Hello, I am trying to rotate a particle set by 120 degrees (2.0944 radians) around psi (Z-axis). I thought this was going to be straightforward but it’s not.
This is the original map:
I used the built-in interactive shell to load the particle cs file (as dataset_path) and then edit the euler angles using the following commands:
eulers = particle_dataset.data[‘alignments3D/pose’]
new_eulers = eulers
new_eulers[:,2] = eulers[:,2] + 2.0944
particle_dataset.data[‘alignments3D/pose’] = new_eulers
Then, I saved the new cs file:
particle_dataset.to_file(dataset_path)
Then, I imported the new cs file and did a Homogeneous Reconstruction Only run. I expected that the map will now be rotated by 120 degrees around the Z-axis, but instead I get this:
Obviously, I’m missing something. Any guidance will be appreciated.
Owen
Hi @opornillos,
Great question. Since CryoSPARC stores orientations in axis-angle format, the correct transformation is a bit more complicated. You would have to take the alignments3D/pose
, convert the axis-angles to rotation matrices, then compose that with a 120º rotation matrix around z – but there’s an easier alternative.

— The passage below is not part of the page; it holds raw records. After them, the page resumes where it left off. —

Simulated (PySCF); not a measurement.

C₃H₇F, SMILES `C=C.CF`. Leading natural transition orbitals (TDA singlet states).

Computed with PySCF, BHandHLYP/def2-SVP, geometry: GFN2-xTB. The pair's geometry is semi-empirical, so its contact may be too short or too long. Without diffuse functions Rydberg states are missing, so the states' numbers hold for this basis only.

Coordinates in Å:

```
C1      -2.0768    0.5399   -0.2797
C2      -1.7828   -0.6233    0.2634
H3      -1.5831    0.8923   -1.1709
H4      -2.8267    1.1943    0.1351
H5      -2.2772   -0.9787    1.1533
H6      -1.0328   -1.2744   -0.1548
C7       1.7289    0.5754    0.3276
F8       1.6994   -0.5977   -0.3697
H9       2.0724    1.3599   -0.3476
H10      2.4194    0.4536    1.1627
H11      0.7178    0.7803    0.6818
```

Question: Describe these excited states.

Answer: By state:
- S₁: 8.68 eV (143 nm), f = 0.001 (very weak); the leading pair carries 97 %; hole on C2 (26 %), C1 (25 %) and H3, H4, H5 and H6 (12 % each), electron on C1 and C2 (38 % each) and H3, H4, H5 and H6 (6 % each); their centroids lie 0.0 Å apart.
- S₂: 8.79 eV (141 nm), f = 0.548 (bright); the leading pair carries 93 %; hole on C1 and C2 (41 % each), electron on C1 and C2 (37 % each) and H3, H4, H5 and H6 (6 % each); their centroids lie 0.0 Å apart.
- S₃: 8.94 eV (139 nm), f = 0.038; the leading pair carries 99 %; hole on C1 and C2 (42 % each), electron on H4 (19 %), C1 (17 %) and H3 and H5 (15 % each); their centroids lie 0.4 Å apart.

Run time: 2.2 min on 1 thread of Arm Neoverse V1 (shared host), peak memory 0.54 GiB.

If you instead take the particles and pass them through a symmetry expansion job with C3 specified, then you will end up with a dataset of 3x the original size. Each particle will be rotated by 0º, 120º, and 240º, and each of these copies saved as a new particle. The sym_expand/idx
field (with values 0, 1, or 2) will differentiate between the three. I don’t know the exact mapping between idx
and the applied rotation angle, but idx
of 0 should correspond to the 0º rotation, so you’re interested in the subset of the dataset with idx
of either 1 or 2. You then have to subset the dataset by selecting only the particles with the desired idx: you can use the following snippet to do that:
from cryosparc_compute import dataset
Then load your symmetry expanded dataset (particle_dataset
) and subset using:
new_dataset = particle_dataset.subset_query(lambda p : p['sym_expand/idx'] == 1) # or 2
Then save to disk and import the new cs file (can be done using Import Result Group).
Check out this thread for a similar request.
Best,
Michael
3 Likes
Hi @mmclean,
Thanks so much! This is exactly what I needed to do.